11-15-07 by dugan
Listen up, Chevron, ExxonMobil, Shell, Conoco and BP. A little family-owned gasoline station in West L.A. (location below) called Conservfuel will soon be the first in Los Angeles and second in California to publicly offer high-ethanol E85 fuel for the approximately 6,000 flex-fuel vehicles on the road in California, as well as the almost equally rare B-99 biodiesel. They’ll also have gasoline.
(The other E85 public station is independent Pearson Fuels in San Diego. I gave them a call and the manager says they’re doing pretty well financially with it after starting up four years ago. "A lady just drove all the way from Escondido to fill up," he added.)

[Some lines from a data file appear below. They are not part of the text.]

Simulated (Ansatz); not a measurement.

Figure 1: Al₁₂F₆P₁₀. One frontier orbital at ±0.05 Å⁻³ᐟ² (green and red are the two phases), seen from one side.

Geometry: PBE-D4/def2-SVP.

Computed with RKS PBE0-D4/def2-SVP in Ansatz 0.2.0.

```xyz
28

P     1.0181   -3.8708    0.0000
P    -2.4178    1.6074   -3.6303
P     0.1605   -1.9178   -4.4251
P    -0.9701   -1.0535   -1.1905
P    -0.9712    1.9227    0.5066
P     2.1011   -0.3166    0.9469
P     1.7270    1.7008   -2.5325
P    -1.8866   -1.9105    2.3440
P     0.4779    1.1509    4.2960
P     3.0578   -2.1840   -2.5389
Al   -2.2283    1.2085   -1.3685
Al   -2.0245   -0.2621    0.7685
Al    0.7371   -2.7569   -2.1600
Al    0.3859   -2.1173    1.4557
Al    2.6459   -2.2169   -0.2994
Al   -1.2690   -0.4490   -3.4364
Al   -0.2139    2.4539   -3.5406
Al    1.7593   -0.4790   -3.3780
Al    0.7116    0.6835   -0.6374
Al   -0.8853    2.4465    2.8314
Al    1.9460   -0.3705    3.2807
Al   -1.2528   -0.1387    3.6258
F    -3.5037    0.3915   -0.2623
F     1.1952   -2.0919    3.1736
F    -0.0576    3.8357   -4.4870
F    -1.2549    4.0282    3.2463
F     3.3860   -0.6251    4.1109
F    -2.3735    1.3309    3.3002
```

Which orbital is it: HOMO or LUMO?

As OilWatchdog first reported early this year, Chevron and other majors make it expensive and difficult for their franchise stations to offer biofuels, even as the companies pay for multimillion-dollar greenwashing PR campaigns. BP goes so far as to tout a new company-owned gas station in LA as the "greenest," yet it sells nothing but ordinary gasoline (You can, however, also get free wildflower seeds with purchase.).
None of the majors is selling E85 at company-owned stations, and most B99 is sold by back-lot operators trying to do the right thing. California Gov. Schwarzenegger ordered state offices to buy 1,138 flex-fuel vehicles from GM (maker of his Hummers) in a very fishy deal, but there’s still no E85 to be bought in Sacramento. The "green" vehicles thus use more gasoline than the vehicles they replaced.
One Shell station and one Texaco station offering E85 are "scheduled to open" next year in California, says the National Ethanol Vehicle Coalition. Good if they do, but way, way too little too late.
We’re happy to acknowledge that corn ethanol is not an overall replacement for gasoline, but it’s an available start. Stations selling corn ethanol today will be ready to sell more sustainable ethanols in the future.
So. If you’re on the West Side of LA, even gasoline-only drivers ought to thumb their noses at Chevron, Exxon and friends by stopping by San Vicente and Barrington for a fill-up at Conservfuel. That doesn’t mean you need to drive from Escondido to Brentwood for a fill-up.
Bonus: the station has attractive water-thrifty landscaping, not just a marketing tool like wildflower seeds.